Somewhere along the Bow River near Banff, Phillip Goodwin sat with a sketchbook on his lap, trying to capture the ethereality of the mountain scenery. He’d been successfully painting wildlife scenes for years already but had never actually painted them in the outdoors. He was in the Canadian Rockies at the invitation of his friend Carl Rungius, a German who’d fallen in love with the North American West. Carl gave Philip the sage advice of an experienced outdoorsman: “As sure as you bring your paintbrush, bring your rifle, you’re bound to run into game on the day you don’t. “
Philip had forgotten his rifle. But that didn’t occur to him until he saw the Grizzly come up from the river some 40 feet from him. They both stood at the same time. A short staring contest ensued before both turned tail and ran in opposite directions. The fortunate ending to this surprise meeting influenced a later series of paintings by Philip revolving around unexpected predicaments, several involving bears.

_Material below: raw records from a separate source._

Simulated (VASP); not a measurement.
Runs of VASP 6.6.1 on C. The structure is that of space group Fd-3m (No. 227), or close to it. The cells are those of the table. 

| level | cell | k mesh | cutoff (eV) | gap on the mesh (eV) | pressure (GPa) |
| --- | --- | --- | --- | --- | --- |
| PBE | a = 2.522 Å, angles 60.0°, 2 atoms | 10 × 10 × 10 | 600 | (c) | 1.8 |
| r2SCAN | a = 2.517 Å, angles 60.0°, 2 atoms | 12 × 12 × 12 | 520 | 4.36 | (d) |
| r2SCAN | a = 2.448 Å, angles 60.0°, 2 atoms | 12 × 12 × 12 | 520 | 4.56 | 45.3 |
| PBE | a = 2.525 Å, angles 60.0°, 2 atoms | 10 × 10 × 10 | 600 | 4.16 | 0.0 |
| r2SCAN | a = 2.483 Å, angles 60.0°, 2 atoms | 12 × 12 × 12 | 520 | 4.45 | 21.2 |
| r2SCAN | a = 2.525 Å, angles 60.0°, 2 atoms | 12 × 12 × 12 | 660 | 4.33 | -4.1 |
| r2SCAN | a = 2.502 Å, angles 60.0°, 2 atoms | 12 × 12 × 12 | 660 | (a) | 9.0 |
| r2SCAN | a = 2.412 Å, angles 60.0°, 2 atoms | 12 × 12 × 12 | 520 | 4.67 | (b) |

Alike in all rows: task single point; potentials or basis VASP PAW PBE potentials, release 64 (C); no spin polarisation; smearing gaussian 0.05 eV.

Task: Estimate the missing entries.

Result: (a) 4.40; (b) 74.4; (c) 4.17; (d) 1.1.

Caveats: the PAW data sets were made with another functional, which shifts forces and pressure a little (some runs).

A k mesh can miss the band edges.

Just a few short years later, the world went to war, an unexpected predicament of the likes that humanity had never seen, that brought the modern technological marvels of trench warfare, tanks, mustard gas, machine guns, airplanes, minefields, and shell shock. When it ended and 4 million doughboys began flooding home, America was suffering from fatigue and ready to turn back inward to find the good within itself.
The Winchester Repeating Arms Company, which made the arms for the Allied armies that won the war, was also ready to refocus. In 1919, they sought after and found the perfect symbol of a hopeful and resilient American spirit in Philip Goodwin. His painting of the horse and rider, cradling a Winchester rifle, has lasted as the Winchester (and American) symbol ever since.